Future Farmers Education Programme
The Nano Nagle Centre
Programme Aims: To engage students in an immersive environment where they can explore different aspects of sustainability and ecology through hands on, experiential and scientific activities.
Overall Learning Objectives:
For students to…
– Better understand the food system, where food comes from where and how it is produced.
– Explore the role healthy ecosystems have in our food system and why they are important.
– Learn how to take care of domestic animals and how to protect and conserve native wildlife.
– Learn about our natural resources and their importance and management.

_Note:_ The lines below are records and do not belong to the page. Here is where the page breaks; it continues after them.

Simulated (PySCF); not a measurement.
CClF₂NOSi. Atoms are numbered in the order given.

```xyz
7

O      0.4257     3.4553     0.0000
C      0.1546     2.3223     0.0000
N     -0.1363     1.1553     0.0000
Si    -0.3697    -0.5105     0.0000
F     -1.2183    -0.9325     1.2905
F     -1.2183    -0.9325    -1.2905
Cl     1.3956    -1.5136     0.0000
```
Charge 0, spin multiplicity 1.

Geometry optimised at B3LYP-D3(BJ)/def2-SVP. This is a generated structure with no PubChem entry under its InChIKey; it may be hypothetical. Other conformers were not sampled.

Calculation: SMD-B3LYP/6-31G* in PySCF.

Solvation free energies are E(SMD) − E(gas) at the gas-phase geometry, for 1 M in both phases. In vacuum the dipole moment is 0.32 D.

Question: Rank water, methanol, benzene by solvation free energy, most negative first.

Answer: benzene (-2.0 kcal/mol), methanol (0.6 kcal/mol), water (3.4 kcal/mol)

– Apply scientific thinking and processes to practical activities
– Have an opportunity to design and make things from easily sourced materials
– To put into practice in a safe yet interesting environment, the scientific skills already acquired in the classroom
Each theme has learning objectives and outcomes specific to the activities involved in the session.
Curriculum Links:
Subject | Strand | Strand Unit | |
Social, Environmental and Scientific Education | Living Things
|
Human Life/Myself (Human life processes) [pg 24,41,61,83]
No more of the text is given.